Federal committee's six-month verification identifies more than 100 producing wells in Cross River's territory; Akwa Ibom insists 76 wells remain protected by Supreme Court judgment
After nearly two decades of exclusion from Nigeria's oil revenue sharing formula, Cross River State stands on the threshold of being officially relisted as an oil-producing state—a development that could channel billions of naira in derivation funds to its depleted coffers.
The Revenue Mobilisation Allocation and Fiscal Commission (RMAFC) received the final report of the Federal Government's Inter-Agency Technical Committee on Friday, February 13, following a six-month verification exercise that crisscrossed creeks, offshore platforms, and disputed boundary lines across 12 states .

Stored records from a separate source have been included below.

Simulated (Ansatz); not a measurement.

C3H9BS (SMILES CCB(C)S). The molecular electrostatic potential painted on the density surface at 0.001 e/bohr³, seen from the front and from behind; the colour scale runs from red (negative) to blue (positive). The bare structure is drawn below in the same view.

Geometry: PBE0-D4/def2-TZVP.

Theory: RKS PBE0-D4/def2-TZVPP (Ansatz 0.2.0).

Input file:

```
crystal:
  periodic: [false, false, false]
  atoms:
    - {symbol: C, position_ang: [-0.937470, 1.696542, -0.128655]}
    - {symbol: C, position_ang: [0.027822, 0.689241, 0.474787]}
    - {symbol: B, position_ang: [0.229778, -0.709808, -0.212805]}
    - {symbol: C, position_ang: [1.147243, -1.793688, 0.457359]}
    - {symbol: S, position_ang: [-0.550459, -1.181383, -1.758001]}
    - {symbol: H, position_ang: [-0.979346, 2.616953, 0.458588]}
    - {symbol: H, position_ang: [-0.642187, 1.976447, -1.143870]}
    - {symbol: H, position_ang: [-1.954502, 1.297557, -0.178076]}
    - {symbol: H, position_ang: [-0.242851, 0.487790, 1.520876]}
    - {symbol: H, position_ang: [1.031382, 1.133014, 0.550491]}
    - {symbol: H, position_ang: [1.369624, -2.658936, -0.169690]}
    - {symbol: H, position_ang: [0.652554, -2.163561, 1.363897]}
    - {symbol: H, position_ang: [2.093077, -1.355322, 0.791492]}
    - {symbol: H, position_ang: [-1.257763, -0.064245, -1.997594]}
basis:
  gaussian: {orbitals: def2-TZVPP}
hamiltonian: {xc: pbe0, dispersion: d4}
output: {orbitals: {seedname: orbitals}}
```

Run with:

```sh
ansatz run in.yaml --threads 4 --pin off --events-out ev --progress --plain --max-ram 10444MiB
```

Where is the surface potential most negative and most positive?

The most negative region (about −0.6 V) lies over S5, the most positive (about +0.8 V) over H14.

But even as celebrations begin in Calabar, the commission has moved quickly to temper expectations, warning that the document circulating in media is a draft still subject to rigorous technical and legal scrutiny .
The Science of Sovereignty
The 14-man committee—comprising RMAFC, the National Boundary Commission, the Office of the Surveyor-General of the Federation, the Nigerian Upstream Petroleum Regulatory Commission, and security agencies—visited more than 12 states between August 2025 and February 2026 . Their mission: scientifically determine, using hydrographic validation and satellite positioning, precisely where Nigeria's crude oil and gas assets lie.
What they found has reshaped the map.
According to the report, over 1,000 crude oil and gas coordinates were verified based on confirmed onshore and offshore reservoir data. Nearly all existing oil-producing states stand to gain from new attributions. But the headline finding belongs to Cross River: technical projections place the state in a strong position to regain oil-producing status with more than 100 producing wells—particularly from Oil Mining Lease 114 located within its maritime territory .
"The science speaks for itself," a senior official involved in the verification told reporters. "The reservoirs do not lie. The coordinates verified clearly establish Cross River's producing status" .
The 76-Well Question
Cross River submitted over 245 surface coordinates—the highest of any state. However, the 2012 Supreme Court judgment casts a long shadow over 76 of those wells. Following the cession of the Bakassi Peninsula to Cameroon, the apex court ruled that Cross River lost its littoral status, and those 76 wells are expected to remain attributed to Akwa Ibom pending further judicial interpretation .
Akwa Ibom's government has made its position unmistakably clear. "The 76 oil wells rightfully belong to Akwa Ibom State," Information Commissioner Dr. Aniekan Umanah said this week. "Their location is defined by internationally recognised maritime coordinates and affirmed by the Supreme Court. This is not a matter of sentiment but of constitutional and legal authority" .
Umanah invoked Section 235 of the 1999 Constitution, which declares Supreme Court judgments final. "No committee, press statement or public campaign can overturn the decision of the apex court," he stated .
A Community's Long Wait
For Cross River's advocates, the distinction between 100 wells and 76 wells is less important than the principle at stake.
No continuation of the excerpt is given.